2. Boomer Boomerang. More and more children are returning home to live with their Boomer parents. The difficult job market today makes such “boomeranging” even more frequent. In a MonsterTRAK survey of college students and recent grads, 48% said they planned to boomerang home for at least a little while as the unemployment rate for young adults has reached its highest point in over 25 years. These tough economic times also make it harder for adult children to care for their parents. Dollars are being stretched tighter and tighter all over. This trend provides its own set of problems and challenges. One is when parents, who have often already sacrificed to rear their children and to provide for their education (often at great expense), ruin their own retirement plans in order to continue to provide financial assistance to these now adult children. Obviously, it’s difficult for parents not to help a child in need, but children may be less likely to seek parents’ help when they are aware that doing so will increase the likelihood that the parents will be dependent upon them some day.

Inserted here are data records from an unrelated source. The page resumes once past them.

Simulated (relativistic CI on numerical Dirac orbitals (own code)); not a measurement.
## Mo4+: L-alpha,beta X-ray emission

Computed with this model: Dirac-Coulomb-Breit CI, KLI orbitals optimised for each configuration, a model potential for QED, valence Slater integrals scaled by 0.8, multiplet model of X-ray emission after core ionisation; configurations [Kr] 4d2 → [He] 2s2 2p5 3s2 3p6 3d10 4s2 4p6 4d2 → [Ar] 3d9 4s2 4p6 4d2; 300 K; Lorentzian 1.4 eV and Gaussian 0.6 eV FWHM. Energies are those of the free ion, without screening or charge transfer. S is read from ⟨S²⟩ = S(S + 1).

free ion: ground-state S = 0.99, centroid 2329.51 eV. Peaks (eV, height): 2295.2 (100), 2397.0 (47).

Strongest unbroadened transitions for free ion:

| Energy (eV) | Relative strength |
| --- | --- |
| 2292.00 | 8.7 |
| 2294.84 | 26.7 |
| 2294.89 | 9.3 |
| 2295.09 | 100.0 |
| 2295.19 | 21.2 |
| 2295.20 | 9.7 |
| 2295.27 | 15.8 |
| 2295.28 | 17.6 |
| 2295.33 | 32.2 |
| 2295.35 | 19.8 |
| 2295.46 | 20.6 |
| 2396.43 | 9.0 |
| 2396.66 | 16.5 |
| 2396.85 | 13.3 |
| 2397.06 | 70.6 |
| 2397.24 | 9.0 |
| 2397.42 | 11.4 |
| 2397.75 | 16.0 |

3. Being “Sandwiched.” Over 20 million Americans find themselves “sandwiched” today. They are simultaneously taking care of aging parents while rearing their children. The problem can be exacerbated by the “boomerang” kids highlighted above. Parents are wise to help their children plan, adjust, prioritize and restructure their lives, but are ill-advised simply to bail them out.
4. Going Back to Work. Boomers who have retired with inadequate financial planning in place or who take excessive market risk with their retirement money (sometimes to disastrous consequences), are often forced back into the work force. That isn’t usually how they envisioned their “golden years” and they typically find that it’s a more difficult and a less accommodating transition than they might have hoped. The best way for Boomers to avoid a fate of spending days wearing a blue Wal-Mart vest (or something like it) is to prepare a good, solid and realistic retirement plan.
The “retirement crisis” is real and the challenges Boomers face are enormous.